Still OSGi

Author: Ayşenur DURGUT, Senior SW Engineer, Defence Applications Software Group

OSGi (OSGi Alliance, formerly the Open Service Gateway Initiative) technology is widely used with Java for over 17 years. Since the framework has been supported by key companies for a long time, its development and stability has grown day by day. Different implementations are available that are developed by important corporations. Widely preferred implementations are Apache Felix, Eclipse Equinox, Knopflerfish and ProSyst. Knopflerfish and ProSyst are built upon Apache Felix. ProSyst is a commercial OSGi container for embedded platforms. OSGi framework also enables remote service connections.

Biggest advantage is providing dynamism: Components can be replaced at runtime without system shut down. Other benefits worth mentioning are increasing reusability and easy versioning.

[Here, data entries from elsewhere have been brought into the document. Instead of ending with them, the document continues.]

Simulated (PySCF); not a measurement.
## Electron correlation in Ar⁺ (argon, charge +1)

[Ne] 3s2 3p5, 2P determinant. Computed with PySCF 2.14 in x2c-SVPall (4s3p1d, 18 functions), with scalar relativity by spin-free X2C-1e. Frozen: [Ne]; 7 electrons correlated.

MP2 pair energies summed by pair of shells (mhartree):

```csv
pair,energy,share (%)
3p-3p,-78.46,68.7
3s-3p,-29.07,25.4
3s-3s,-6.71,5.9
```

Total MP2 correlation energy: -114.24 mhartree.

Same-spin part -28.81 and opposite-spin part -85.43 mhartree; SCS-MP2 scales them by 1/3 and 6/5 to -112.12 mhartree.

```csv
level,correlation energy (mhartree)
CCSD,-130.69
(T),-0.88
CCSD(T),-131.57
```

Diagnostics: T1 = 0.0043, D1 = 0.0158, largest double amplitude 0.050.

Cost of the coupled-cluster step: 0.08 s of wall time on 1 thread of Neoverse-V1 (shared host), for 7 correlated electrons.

OSGi architecture is composed of several layers; bundles, services, life cycle, modules, security and execution environment [1]. These layers are briefly explained as follows:


Bundle is one of the key terms for OSGi framework. Bundle is a JAR file with an important difference from the  standard JAR files. Bundle hides all information except information that is explicitly exported for the use of other services.

A bundle registers itself as a service through a defined interface to OSGi environment. A bundle can also be registered with multiple interfaces as several services. After the registration phase, services are available to other services’ access. Services within OSGi environment can track registered services at the environment with service tracker mechanism. Following figure displays service tracking in a nutshell. One of the challenges from developer’s point of view is, all dependencies should be managed, as relied services may not be present for all the execution time. Services should be accessed when they are registered at the environment.

Another pitfall is, service dependencies could cause circular dependencies. One solution for preventing a circular dependency could be constructing a third service for common use.

Life cycle layer manages the installation, start, stop and uninstallation processes of bundles. Bundle manifest defines the bundle activator class. This class contains start and stop methods which are executed at bundle start and stop. Activator class implementation is responsible for internal initialization and cleanup operations. In case of exception, at start method is captured by the life cycle layer and interpreted as bundle is resolved (not started).

Modules contain JAR files forming bundles and extra metadata such as images, xml files etc. Manifest defines which part of the bundle is accessible from the OSGi environment. Next layer is security and it is based on Java 2 security architecture. Execution environment layer defines which bundle will run at a specific environment (Java SE, Java EE, Java versions etc.).

After this brief information about OSGi layer architecture, it should be stated that an important point for OSGi use is orchestration of the bundles as projects get complicated. OSGi provides Start Level API which is responsible from starting bundles according to specified start levels. If start level is not set explicitly, default start level is used. Execution order for bundles which have the same start level is uncertain. In addition, start level does not guarantee services’ presence order. For orchestration of the services, developers should not count on start level adjustment. Service tracker is a safe decision, but it is a challenging path to be followed.

Many developers and architects complain that the management of huge number of services gets harder by time. Those who worry about the complexity of OSGi are waiting for Jigsaw with Java 9 release. Jigsaw is claimed to be much simpler to handle, but with a disadvantage: It will be supported only by Java 9. The risk of migrating existing projects to Jigsaw may not be taken. Since OSGi is widely used and support is still available, it is expected that OSGi will be stronger with Java 9 adaptation.